Where in the op has she said to change the wedding date, just that she wont be able to make it. Some people might feel comfortable travelling on the month of their due date, but others may not, and they should not be made to feel bad because they dont feel comfortable doing it.

3thumbedwitch · 31/10/2010 13:56

I think YANBU. To start with, possibly - but since your friend seems to expect you to drop everything (including possibly the baby) to fit in with her plans, then not so much.

Some best friends do plan their weddings around others - I did. My wedding wouldn't have felt "right" if my BF couldn't have been there, so I made damn certain that it was a date she was available for.

So - you are both being somewhat unreasonable in this instance. Tell her that you cannot promise to be able to do anything because you may not be in a position to help out, especially not with catering!
And in fairness, I wouldn't have wanted to travel that far that close to my due date either.
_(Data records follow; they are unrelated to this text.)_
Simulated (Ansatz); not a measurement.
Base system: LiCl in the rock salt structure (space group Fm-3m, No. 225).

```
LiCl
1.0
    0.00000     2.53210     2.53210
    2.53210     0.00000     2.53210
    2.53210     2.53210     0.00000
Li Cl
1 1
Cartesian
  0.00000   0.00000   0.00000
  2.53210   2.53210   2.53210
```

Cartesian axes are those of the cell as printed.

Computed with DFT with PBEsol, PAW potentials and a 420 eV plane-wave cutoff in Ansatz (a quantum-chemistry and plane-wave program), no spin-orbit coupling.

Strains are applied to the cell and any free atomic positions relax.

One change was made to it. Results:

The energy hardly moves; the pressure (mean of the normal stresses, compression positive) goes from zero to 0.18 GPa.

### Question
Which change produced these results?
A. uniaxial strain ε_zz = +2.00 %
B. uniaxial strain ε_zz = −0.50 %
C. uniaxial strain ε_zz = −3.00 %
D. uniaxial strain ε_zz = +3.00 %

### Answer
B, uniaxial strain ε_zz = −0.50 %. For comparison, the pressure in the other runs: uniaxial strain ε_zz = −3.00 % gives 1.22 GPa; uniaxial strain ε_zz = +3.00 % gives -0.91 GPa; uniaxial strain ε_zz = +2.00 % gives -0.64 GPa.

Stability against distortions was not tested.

pigletmania · 31/10/2010 14:04

Well on the month of my due date I felt heavy, tired, sick, prone to dizzy spells and needing the loo every hour; no way would I have travelled up to a wedding in Scotland from Milton Keynes, however good that friend maybe, let a lone do catering and organise parties.

nancydrewrocked · 31/10/2010 14:09

And FWIW my BF got married overseas when my DS was 4 weeks old (her wedding booked before I discovered I was pregnant).

I flew out there with DH, 15 mth old and 3 week old, shoe horned myself into a bridesmaid dress, did what I could - although not quite as much as my BF would have wanted I am sure - and you know what? We both had a great time, I was glad I made the effort, she was glad I made the effort and a lovely time was had by all.

But I suspect that was because we actually are best friends and would do pretty much anything we could for each other.

flamingpants · 31/10/2010 14:18

OP are you cross because actually you did want to do the catering and as such you felt she should have treated you like a supplier and asked when you would have been available to do it?

amothersplaceisinthewrong · 31/10/2010 14:24

I think it would be a shame if you fall out with her over this - you may really want her help and support/shoulder to cry on etc in the months after the birth of your baby....

It is the bride (and groom/s) prerorgative to set the date of their wedding. Why should she consult you over say her mother, brother, father, grandmother.... ie she will never find a date to suit everyone, so the sensible thing is to chose the one she wants without "favouring" any one person.

Just say you can't commit to helping with the food (unless maybe it is online ordering from one of the supermarkets' party ranges.....) and that can she reserve you a place at the wedding and you will do your utmost to be there but cant' realistically make a decision until nearer your due date.

pigletmania · 31/10/2010 14:24

nancy sorry I disagree, if she is a best friend than she would also understand the op being very close to her due date and would be more compassionate and concerned as a best friend should. I have good freinds but not one of them would be like the ops friend, they are lovely people and would totally understand why i could not be there, and not expect me to.

piscesmoon · 31/10/2010 14:41

I think that maryz sums up the whole thread perfectly!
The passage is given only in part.